You probably haven’t heard of Marc Rosenblum, but he’s a name you should become familiar with. Rosenblum is an Obama administration alum and amnesty advocate. He also happens to be the deputy assistant secretary at the Office of Immigration Statistics (OIS) at the Department of Homeland Security, a position he has held since January 2016 with a starting salary of $170,500 a year. Rosenblum “is among the highest-paid ten percent of employees in the Department of Homeland Security Headquarters.”

Prior to his current gig at DHS, Rosenblum was at the Migration Policy Institute, a liberal D.C. think-tank where he was deputy director of the U.S. Immigration Policy Program. According to his biography:

Previously he was a specialist in immigration policy at the Congressional Research Service, and before that a Senior Policy Analyst at MPI. Dr. Rosenblum was a Council on Foreign Relations Fellow detailed to the office of U.S. Sen. Edward Kennedy during the 2006 Senate immigration debate and was involved in crafting the Senate's immigration legislation in 2006 and 2007.

He also served as a member of President-elect Obama's Immigration Policy Transition Team in 2009. From 2011-13, he served on the National Research Council’s Committee on Estimating Costs to the Department of Justice of Increased Border Security Enforcement by the Department of Homeland Security.

The late Senator Ted Kennedy, you might recall, was a big advocate of amnesty. Throughout his career he made several attempts to open up America’s borders and pass amnesty for illegal immigrants.

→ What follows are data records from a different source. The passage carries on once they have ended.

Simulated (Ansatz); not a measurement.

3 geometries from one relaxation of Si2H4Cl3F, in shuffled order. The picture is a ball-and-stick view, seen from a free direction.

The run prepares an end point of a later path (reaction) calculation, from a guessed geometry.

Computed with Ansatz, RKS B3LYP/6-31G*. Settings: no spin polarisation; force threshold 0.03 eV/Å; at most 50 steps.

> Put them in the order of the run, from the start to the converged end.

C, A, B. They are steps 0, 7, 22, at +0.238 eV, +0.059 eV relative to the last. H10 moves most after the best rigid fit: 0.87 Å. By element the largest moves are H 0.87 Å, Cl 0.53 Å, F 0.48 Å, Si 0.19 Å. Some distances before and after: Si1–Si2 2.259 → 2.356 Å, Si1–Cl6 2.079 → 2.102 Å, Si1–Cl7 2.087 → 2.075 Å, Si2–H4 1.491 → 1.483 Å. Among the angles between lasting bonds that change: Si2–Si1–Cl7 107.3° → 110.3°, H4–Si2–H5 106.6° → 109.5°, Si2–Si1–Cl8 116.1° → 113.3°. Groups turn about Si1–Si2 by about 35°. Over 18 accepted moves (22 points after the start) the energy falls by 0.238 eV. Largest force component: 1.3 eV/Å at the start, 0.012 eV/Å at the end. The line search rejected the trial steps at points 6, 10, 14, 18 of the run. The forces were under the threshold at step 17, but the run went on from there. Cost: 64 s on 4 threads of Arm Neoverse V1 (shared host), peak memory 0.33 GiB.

During the Obama years, Rosenblum was a strong advocate of executive amnesty -- even at the expense of the truth. On October 21, 2014, Rosenblum gave a pro-amnesty presentation at the Migration Policy Institute. During this presentation, Rosenblum attempted to justify President Obama’s forthcoming executive amnesty by citing five previous examples of executive actions on immigration. The only problem with the examples, according to Ian Smith of the Immigration Reform Law Institute, “was that of the five executive actions picked, four were illegitimate power-grabs by federal agencies which were later restricted or completely culled by Congress and the other wasn’t even an executive program at all, but one implemented by Congress.”

According to Smith, “Rosenblum’s presentation was close to fraudulent.”

On December 2, 2015, Rosenblum testified before the U.S. Senate Committee on the Judiciary, where he argued against using resources to deport “unauthorized immigrants” from the country. “Is increasing the number of deportations more important than protecting the wellbeing of communities, employers, and immigrant families?” Rosenblum asked the committee. “What can be done to ensure that immigration enforcement does not violate Americans’ civil and constitutional rights? These questions have only become more difficult in the last decade as ICE has developed more powerful tools to deport non-citizens from the U.S. interior.”